France is pushing for changes to the EU’s legislation that would force big tech companies to pay for the news, Financial Times reported. It appears France wants changes that would allow member states to wield more power to punish bad behavior and police more types of content.
French officials want to see changes to the EU’s Digital Service Act, which sets out the responsibilities of Big Tech companies when it comes to policing the web.
Paris wants every member state to have the right to fine tech platforms and force them to remove illegal content. Currently, only countries where tech companies have their headquarters can enforce the EU’s laws.
As a result, Ireland and Luxembourg, where Apple, Google, Facebook and Amazon are based, have disproportionate responsibilities in regulating Big Tech.

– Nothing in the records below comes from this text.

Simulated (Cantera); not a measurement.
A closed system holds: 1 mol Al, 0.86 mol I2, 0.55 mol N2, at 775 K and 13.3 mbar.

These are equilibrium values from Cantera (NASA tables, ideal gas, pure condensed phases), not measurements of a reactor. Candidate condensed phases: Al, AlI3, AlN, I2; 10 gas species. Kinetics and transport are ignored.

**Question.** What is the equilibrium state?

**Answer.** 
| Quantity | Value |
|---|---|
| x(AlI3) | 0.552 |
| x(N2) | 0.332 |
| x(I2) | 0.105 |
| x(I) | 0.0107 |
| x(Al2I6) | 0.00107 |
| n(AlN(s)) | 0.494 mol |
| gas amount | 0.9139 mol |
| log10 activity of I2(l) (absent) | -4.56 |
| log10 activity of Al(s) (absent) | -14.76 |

Financial Times reported that France is also pushing for the DSA to widen beyond illegal content to the policing of harmful content and disinformation. Apparently, EU officials have concerns that France’s proposals will erode the EU’s single market.
The EU has begun working on two landmark draft European digital regulations: The Digital Services Act (DSA) and the Digital Markets Act (DMA).
The DSA creates a common set of rules on intermediaries’ obligations and accountability across the single market that will open up opportunities to provide digital services across borders while ensuring user protection. It also establishes criteria for qualifying a large online program as a “gatekeeper”. The DMA includes fines of up to 10% of the “gatekeeper” platform’s total worldwide annual turnover, periodic payments of up to 5% of the average daily turnover, or additional remedies.
In short, it means that companies like Facebook and Google will have to pay news organizations for the news that the platforms post. Both companies used scare tactics to sway the opinion of Australians when their government made a similar law. I expect they will do the same to the EU law.